Along with her background as a professor, researcher, writer, and teacher, Joanne Meier is a mom. Join Joanne every week as she shares her experiences raising her own young readers, and guides parents and teachers on the best practices in reading.

Teaching phonics: Great idea, poor examples

January 11, 2007

Almost every week Anna (my four year old) brings home a "sound wheel" from preschool. Her class studies a letter a week (which I will blog about later ... I'm not big on letter-a-week) and they use these letter wheels as part of their work. Sort of like this, but not exactly.

The kids paint a cover and attach a circular piece of tag board to the back. The circular piece has four picture/word examples for the letter they're studying. After the "wheel" is attached, Anna spins the wheel to view (read?) one of the four picture/word examples showing through two small windows. Sounds good, right? Here's the problem: the sound examples are TERRIBLE! (Note: Her teacher didn't create these herself, they're from a publisher).

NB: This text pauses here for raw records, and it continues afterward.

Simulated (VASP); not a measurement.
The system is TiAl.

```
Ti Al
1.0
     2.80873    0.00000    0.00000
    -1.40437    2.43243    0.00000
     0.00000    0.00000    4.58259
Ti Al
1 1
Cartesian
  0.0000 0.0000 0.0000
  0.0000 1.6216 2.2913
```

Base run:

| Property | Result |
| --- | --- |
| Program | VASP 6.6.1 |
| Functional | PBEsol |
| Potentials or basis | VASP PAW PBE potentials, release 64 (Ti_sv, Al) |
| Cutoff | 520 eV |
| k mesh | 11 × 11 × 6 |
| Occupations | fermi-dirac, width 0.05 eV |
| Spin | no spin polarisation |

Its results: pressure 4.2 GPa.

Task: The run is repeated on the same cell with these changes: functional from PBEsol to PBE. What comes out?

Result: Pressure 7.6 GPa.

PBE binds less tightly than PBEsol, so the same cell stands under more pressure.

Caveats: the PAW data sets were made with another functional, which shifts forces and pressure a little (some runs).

For example: When studying the letter T, the four exemplars are: truck, tiger, turtle, tree. See what I mean? Two /r/ blend words, and two that contain at least one prominent sound that is NOT the one being studied! It's nuts! What about using clean 't' sounding words like top, tub, towel, and ten? Here's a second example, for the letter G — exemplars are glove, grapes, giraffe, and guitar. Two blends (/gl/ and /gr/) and a mix of hard and soft /g/. Argh!

You should know that I'm okay with Anna learning about sounds and letters in preschool, although not everyone is (she's desperate to read and write like her big sister). I just want to know that the examples she's getting present good, clean examples of the sounds. Am I right?

Comments

I agree with you, that the examples given are horrble. I experience the same thing with the Open Court Reading Series (SRA). The give those types of examples in the oral blending lessons. I personally feel that kindergarten students have enough trouble with the letter sounds and they do not need any additional skills added at the beginning stage.

I, too, agree. I use Beginning to Read, Write & Listen and I have always complained about using blends with d and t i.e. dragon - k's think it is the j sound and train-k's can't hear the t sound.

How can this be? Who actually comes up with the exemplars?I bet the programs are touted as being research based as well. Another good idea- gone bad.

Good call, Joanne. I especially like your phrase "clean examples." Perhaps we should generate a recommended list of words to use for the sounds. Then, of course, there's the matter of the order in which to introduce them....

I dream of a day when preschoolers will be "spelling-out" speech sounds, not "sounding-out" AaBbCc's... WordsAhead.org

Yes- you are right on target. I love it when the word "eye" is used to teach the sound of e (!!) and when knee and knight are used for working on /k/. What is really sad is that the teachers don't have enough knowledge to pick up on this insanity.